Commissioner ROWEN. I had in mind the thought that Congress had in mind the idea that investment companies would invest in venture capital situations when this law was enacted. To date there has only been one instance I am aware of where investment companies have invested in venture capital companies.

I think the use of the term "glaring instance" was perhaps an improper selection of words.

Chairman HELLER. Commissioner, would you recommend to the Congress the enactment of the statute which would require or compel investment companies to invest in venture capital?

Commissioner RowEN. No. I think the investors themselves ought, in every instance, to have the opportunity of buying into the kind of an enterprise they want to buy into.

Section 12 (e) contemplates the permission for investment companies to make such an investment. I think it would be a mistake to require companies to make such investment.

Chairman HELLER. In other words, while the statute might contemplate it, and it is hoped that the companies do so, you would not suggest that the statute should compel them to do so. Is that the correct way to put it?

Commissioner RowEN. Yes.

Chairman HELLER. Suppose we adjourn until tomorrow at 2 o'clock.

(Whereupon, at 4:30 p. m., Tuesday, February 12, 1952, the hearing was recessed util 2 p. m., Wednesday, February 13, 1952.)
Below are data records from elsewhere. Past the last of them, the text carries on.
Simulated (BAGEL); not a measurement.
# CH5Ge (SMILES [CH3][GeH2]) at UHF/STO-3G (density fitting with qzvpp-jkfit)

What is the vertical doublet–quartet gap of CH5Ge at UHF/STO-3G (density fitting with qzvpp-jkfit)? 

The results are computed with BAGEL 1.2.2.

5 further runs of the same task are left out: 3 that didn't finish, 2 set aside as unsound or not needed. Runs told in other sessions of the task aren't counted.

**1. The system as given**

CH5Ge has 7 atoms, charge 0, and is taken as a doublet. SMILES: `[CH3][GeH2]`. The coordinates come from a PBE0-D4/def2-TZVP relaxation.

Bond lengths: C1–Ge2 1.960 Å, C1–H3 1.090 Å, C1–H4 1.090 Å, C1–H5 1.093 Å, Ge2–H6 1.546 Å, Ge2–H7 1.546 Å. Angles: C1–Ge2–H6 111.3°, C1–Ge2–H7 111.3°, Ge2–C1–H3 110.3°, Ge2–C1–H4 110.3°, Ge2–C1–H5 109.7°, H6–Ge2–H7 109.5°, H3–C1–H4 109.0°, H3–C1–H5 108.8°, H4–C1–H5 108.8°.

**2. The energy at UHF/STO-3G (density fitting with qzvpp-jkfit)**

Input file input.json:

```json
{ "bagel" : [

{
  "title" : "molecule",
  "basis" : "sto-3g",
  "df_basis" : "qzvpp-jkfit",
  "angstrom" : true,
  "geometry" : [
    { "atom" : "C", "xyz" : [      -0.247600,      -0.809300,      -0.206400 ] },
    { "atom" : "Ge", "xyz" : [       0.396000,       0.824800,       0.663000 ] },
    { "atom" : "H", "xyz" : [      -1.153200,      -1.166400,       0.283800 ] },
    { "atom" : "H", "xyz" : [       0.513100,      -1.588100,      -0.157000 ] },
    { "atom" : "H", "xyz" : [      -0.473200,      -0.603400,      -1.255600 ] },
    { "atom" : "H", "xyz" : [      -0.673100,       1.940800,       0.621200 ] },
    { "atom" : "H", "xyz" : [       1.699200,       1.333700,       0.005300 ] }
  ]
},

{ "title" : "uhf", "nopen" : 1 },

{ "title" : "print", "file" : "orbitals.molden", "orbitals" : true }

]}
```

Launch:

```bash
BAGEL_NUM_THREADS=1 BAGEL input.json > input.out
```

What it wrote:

STUDY OF THE SECURITIES AND EXCHANGE COMMISSION

WEDNESDAY, FEBRUARY 13, 1952

HOUSE OF REPRESENTATIVES, SUBCOMMITTEE OF THE COMMITTEE ON INTERSTATE AND FOREIGN COMMERCE, Washington, D. C.

The subcommittee met at 2 p. m., pursuant to recess, in room 1334, New House Office Building, Hon. Louis B. Heller (chairman of the subcommittee) presiding.

Mr. HELLER. The committee will please be in order.

TESTIMONY OF BALDWIN B. BANE, DIRECTOR, DIVISION OF CORPORATION FINANCE, SECURITIES AND EXCHANGE COMMISSION

Mr. HELLER. Mr. Bane, would you be good enough to rise?

You solemnly swear that the testimony which you will give to this committee will be the truth, the whole truth, and nothing but the truth, so help you God?

Mr. BANE. I do.

Mr. HELLER. Will you be seated and give the reporter your full name?

Mr. BANE. Baldwin B. Bane, 1630 Rhode Island Avenue NW., Washington, D. C.

Mr. HELLER. Mr. Bane, you are the Director of the Division of Corporation Finance of the Securities and Exchange Commission? Mr. BANE. Yes, sir.

Mr. HELLER. I have your statement, dated January 15, 1952. For the purpose of this examination, Mr. Bane, do you adopt this statement as your direct testimony?

Mr. BANE. Yes, sir.

Mr. HELLER. This statement will be made a part of the record at this point.

(The statement referred to is as follows:)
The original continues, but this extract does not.